New downtown gallery hopes to bring edgier pieces to light

By Scott Hewitt, Columbian Arts & Features Reporter



If You Go

• What: “Abstract Reality,” artists reception and grand opening of Art at the Cave.

Featuring: New works by Anne John, Cynthia Heise, Kathi Rick

When: 5 to 9 p.m. today. Exhibit continues through Oct. 28.

Where:, 108 E. Evergreen Blvd.

Admission: Free

On the web:

• First Friday Art Walk: Download the monthly “hotsheet” at

When you venture into a cave, you’re wise to expect the unexpected. Caves contain challenges and mysteries, unsettling twists and turns, drops into darkness, bursts of air and light. The new Art at the Cave gallery on Evergreen Boulevard in downtown Vancouver isn’t exactly like that; it’s a big, airy space with pristine white walls and a gleaming wood floor. Curator Anne John means to keep it that way, she said; even with artworks occupying those walls, there’s enough room so each seems to stand alone, rather than jostling neighboring artworks for your eyeballs’ attention.

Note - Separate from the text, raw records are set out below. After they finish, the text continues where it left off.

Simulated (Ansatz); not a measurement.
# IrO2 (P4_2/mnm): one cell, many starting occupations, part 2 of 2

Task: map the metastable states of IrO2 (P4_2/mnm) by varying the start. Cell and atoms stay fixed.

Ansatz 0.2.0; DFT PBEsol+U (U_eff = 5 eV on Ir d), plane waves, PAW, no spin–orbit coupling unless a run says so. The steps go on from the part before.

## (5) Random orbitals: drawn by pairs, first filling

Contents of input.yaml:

“The gallery itself is a work of art,” John said.

But the mission of the place will always be “experimental” in that cavelike way, John said during a recent preview of the place: challenging, audacious and bold. Artworks will be selected for their excellence and their daring, John said, not their saleability.

“We’re not judging art based on commercial qualities,” she said. “We do art to express ourselves.”

John’s partners in creating and launching the gallery are two longtime artist friends of hers with very different visions; the three women’s works make up this month’s grand opening exhibit, “Abstract Reality.” Don’t miss it during tonight’s Friday Art Walk.

Nearest the front door and picture windows are the large, luminous paintings of John, who blends human figures with symbolic, surreal environments; in back, in a raised upper gallery that also provides a broad view of the place, are the colorful, whimsical dreamscapes of painter Cynthia Heise; and, plopped right in the middle of the main floor, is a tiny “black box theater” where performance and multimedia artist Kathi Rick will show “The Whale,” a flowing multi-screen video that’s “a contrast of beauty horror and grace,” she said.

The enclosed black box will serve as an experimental media space, Rick said — and a convenient spot for posting an “adult content” disclaimer on the exterior.

“We mean to shake things up,” Rick said.


Art at the Cave has opened its doors just around the corner from the former North Bank Artists Gallery, which closed its own doors a few months ago after giving up on trying to afford its rising Main Street rent.

But its founders emphasized that Art at the Cave is not aiming to replace North Bank, a co-op business that emphasized local artists and open calls to the whole community to exhibit works on broad themes. Art at the Cave aims to fill some of the public gaps left by North Bank’s departure — such as artist talks and community conversations about the role of art — but its founders said they hope to exhibit outside artists with bigger reputations.

“We want to go outside the bounds of what’s usually presented down here” in downtown Vancouver, Rick said. “There is a lot of art out there. We think Vancouver is ready to see it. I get goosebumps thinking about the possibilities.”

John and her friends started cooking up the idea of a new, edgier art gallery that they would manage themselves several years ago, they said. John’s son, who works with developer C.E. John, took care of remodeling the antique downtown space.

There were surprises and challenges, such as asbestos abatement and diverting a long wheelchair ramp, which would have interrupted the main room, into a better use of space as well as a work of art in its own right. The ramp now takes an elbow turn and helps separate the upper gallery from the lower one.

“Our feeling in the end is that we took this hole in the wall, and all this magic happened,” John said. “The way it came out is beautiful.”

And who paid for all that?

“My mother left me a little lump sum,” John said. “She loved art. She was an art collector. I am turning 70 and I decided to spend the money in a way she would have really loved and appreciated.”